Google I/O 2022 kicks off today at 11AM PT/1PM ET/6PM GMT. It’s a big event for fans of Android and Google’s range of other software products. This is where we hear about Google’s plans for next year around its portfolio.
So as we stand on the cusp of the full unveiling of Android 13, I’m left with a burning desire. While I like the changes made so far, like permissions and an iOS-like photo picker, I want to hear about Google’s stance on third-party app tracking. Honestly, I want Android to take a whole page out of Apple’s playbook.
Android doesn’t have the greatest reputation when it comes to privacy and tracking. Google collects a lot of information about you, and as far as I know, third-party apps can do the same to lesser degrees, even when you’re not specifically using that app. While Apple still collects heaps of data, it’s strictly putting an end to this third-party nonsense with its App Tracking initiative in iOS 14.5.
It’s not perfect, but you can basically tell apps not to track you through the rest of the system. The feeling of satisfaction when you tell an app, in plain terms, “no” is very exciting. Since iOS 14.5, the best iPhones have cemented their reputation for having stronger privacy features while Android has lagged behind.
I don’t necessarily disagree with the view that Google can be creepy, and it’s unfortunate that the feeling continues throughout Android. However, Google could change this by introducing app tracking controls to Android 13. I highly doubt that will happen, but nonetheless I hope to hear more privacy controls in the keyword today.
It’s fine to have an Android Private Compute Core or privacy dashboard, but unless you put a system-wide limit on the data third-party apps can collect, you run the risk of letting Android languish as an operating system that doesn’t value or prioritize user privacy.
I love Android, but the stronger user-facing privacy features on the iPhone 13 Pro Max go a long way to keep me on the Apple platform. Android is at its core a powerful open source operating system, and you should probably be able to create your own version that has its own app tracking feature (and ignore Google services if you want extra privacy). I’m not a developer, so this is speculation. But where there is a will, there is a way in the open source community.
However, there is a fundamental difference between Google’s business model and Apple’s business model. First is a software company first, and they offer free products where the price you pay is your data. Apple is a hardware company first and then a software company second, which means they don’t need to rely on selling your data to make a profit. (Don’t assume iPhones don’t track you or send a lot of information back to Apple, despite the company’s rhetoric.) So, I wouldn’t deny that creating an app tracking initiative in Android might hurt Google’s bottom line.

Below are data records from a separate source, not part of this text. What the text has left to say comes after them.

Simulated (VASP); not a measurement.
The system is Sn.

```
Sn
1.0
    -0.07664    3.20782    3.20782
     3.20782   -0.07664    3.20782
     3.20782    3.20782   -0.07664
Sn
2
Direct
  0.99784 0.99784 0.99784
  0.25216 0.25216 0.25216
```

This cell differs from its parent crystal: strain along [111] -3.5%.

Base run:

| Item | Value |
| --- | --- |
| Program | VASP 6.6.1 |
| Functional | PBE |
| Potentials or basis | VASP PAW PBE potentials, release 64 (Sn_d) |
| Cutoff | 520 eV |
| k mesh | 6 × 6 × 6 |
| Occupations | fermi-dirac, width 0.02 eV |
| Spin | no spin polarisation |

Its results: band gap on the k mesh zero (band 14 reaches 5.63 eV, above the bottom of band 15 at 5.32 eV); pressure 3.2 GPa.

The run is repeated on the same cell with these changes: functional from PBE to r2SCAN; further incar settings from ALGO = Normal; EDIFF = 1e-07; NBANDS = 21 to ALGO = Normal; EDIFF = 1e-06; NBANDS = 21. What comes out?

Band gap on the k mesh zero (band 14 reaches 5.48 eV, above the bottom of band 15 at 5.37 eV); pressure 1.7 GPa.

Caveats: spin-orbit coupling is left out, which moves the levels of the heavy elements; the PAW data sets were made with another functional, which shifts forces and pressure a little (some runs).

So, Google, this may not be ready for Android 13 and I understand, but please let us know the privacy steps you’re taking with Android going forward. I respect the new permissions and am excited to have more granular control over what my apps can access, but I want to see a tough stance on this.
There are things iOS can learn from Android, but there are also things Apple can learn from Google. In this case, iOS has a clear lead and I want to see Google close the gap.